## 1. Gaussian Mixture Models (GMM)

* **What is GMM?**
  It is a way to group data by assuming that the data comes from several groups (clusters), each shaped like a bell curve (Gaussian/normal distribution).

* **Why use GMM?**
  Unlike K-Means that puts each data point into only one group, GMM says each data point can belong to several groups at the same time, but with different probabilities.

* **How does it work?**
  The data’s overall shape is made by mixing several bell curves. Each curve has its own center (mean), shape (covariance), and weight (how big it is).

---

## 2. Expectation-Maximization (EM) Algorithm

* **What is EM?**
  It’s a step-by-step method to find the best guess for the parameters (centers, shapes, and weights) of those bell curves.

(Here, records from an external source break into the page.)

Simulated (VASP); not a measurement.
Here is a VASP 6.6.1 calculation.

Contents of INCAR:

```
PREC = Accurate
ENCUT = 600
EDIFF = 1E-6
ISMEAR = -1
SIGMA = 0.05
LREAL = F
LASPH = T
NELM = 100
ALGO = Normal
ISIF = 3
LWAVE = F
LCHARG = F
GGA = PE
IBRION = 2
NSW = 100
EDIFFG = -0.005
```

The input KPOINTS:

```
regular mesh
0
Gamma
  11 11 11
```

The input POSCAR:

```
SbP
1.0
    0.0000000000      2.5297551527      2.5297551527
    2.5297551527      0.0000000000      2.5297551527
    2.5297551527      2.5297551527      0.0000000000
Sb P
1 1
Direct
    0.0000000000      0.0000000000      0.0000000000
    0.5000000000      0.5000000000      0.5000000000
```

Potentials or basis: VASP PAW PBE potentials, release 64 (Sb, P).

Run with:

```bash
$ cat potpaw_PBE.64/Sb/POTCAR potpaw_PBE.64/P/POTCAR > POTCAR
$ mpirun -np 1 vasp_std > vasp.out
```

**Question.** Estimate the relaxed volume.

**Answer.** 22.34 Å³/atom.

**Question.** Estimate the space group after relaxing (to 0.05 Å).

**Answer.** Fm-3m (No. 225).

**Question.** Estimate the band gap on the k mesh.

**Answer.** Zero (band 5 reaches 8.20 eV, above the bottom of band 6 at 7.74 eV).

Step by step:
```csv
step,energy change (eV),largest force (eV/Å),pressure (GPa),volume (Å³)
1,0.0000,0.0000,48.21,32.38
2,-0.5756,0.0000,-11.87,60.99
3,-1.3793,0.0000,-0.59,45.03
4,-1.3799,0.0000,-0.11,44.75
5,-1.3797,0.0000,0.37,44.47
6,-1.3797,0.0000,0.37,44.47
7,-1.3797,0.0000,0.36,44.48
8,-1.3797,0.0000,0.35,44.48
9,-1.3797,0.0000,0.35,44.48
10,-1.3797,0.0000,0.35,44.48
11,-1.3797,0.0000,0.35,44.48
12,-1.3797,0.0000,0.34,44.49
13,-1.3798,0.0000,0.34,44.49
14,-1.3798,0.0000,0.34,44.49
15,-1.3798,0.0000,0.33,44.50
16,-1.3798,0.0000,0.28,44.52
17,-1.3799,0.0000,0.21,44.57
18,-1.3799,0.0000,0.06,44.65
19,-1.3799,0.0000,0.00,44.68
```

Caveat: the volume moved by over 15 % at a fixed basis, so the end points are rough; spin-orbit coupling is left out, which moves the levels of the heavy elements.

* **How EM works in GMM:**

  1. **Start:** Guess the centers, shapes, and weights for each group.
  2. **E-step:** For each data point, calculate how likely it belongs to each group (soft assignment).
  3. **M-step:** Update the centers, shapes, and weights based on these likelihoods.
  4. **Repeat** these two steps until the parameters don’t change much.

---

## 3. Soft Clustering

* **What is soft clustering?**
  Instead of forcing a point into just one cluster, soft clustering says a point can belong to multiple clusters with some probability.

* **Why is it useful?**
  It helps when groups overlap or when we aren’t sure which group a point belongs to. It gives more information about the data structure.

---

### Simple Summary Table

| Concept                  | What it Means                                | Main Idea                                   |
| ------------------------ | -------------------------------------------- | ------------------------------------------- |
| Gaussian Mixture Model   | Data comes from several bell curves          | Mix of multiple Gaussian distributions      |
| Expectation-Maximization | Step-by-step way to find best groups         | Calculate probabilities, then update groups |
| Soft Clustering          | Points belong to clusters with probabilities | Probabilistic membership, not hard labels   |


In [8]:
import numpy as np

# Data and initialization
y = np.array([1.0, 1.5, 2.0, 5.0, 6.0, 6.5])
K = 2
np.random.seed(0)
pi = np.array([0.5, 0.5])
mu = np.array([1.0, 5.0])
sigma2 = np.array([1.0, 1.0])

In [9]:
def gaussian_pdf(x, mean, var):
    return (1/np.sqrt(2 * np.pi * var)) * np.exp(-(x - mean)**2 / (2 * var))

def em_step(y, pi, mu, sigma2):
    N = len(y)
    K = len(pi)
    gamma = np.zeros((N, K))
    for i in range(N):
        denom = 0
        for k in range(K):
            gamma[i, k] = pi[k] * gaussian_pdf(y[i], mu[k], sigma2[k])
            denom += gamma[i, k]
        gamma[i, :] /= denom
    N_k = np.sum(gamma, axis=0)
    for k in range(K):
        mu[k] = np.sum(gamma[:, k] * y) / N_k[k]
        sigma2[k] = np.sum(gamma[:, k] * (y - mu[k])**2) / N_k[k]
        pi[k] = N_k[k] / N
    return pi, mu, sigma2, gamma

# Train for 5 iterations
for _ in range(5):
    pi, mu, sigma2, gamma = em_step(y, pi, mu, sigma2)

# New data point to predict
x_new = 4.0

# Calculate responsibilities for the new point
probs = np.array([pi[k] * gaussian_pdf(x_new, mu[k], sigma2[k]) for k in range(K)])
probs /= probs.sum()  # normalize to sum to 1

print(f"Predicted cluster probabilities for x={x_new}: {probs}")


Predicted cluster probabilities for x=4.0: [8.27444470e-07 9.99999173e-01]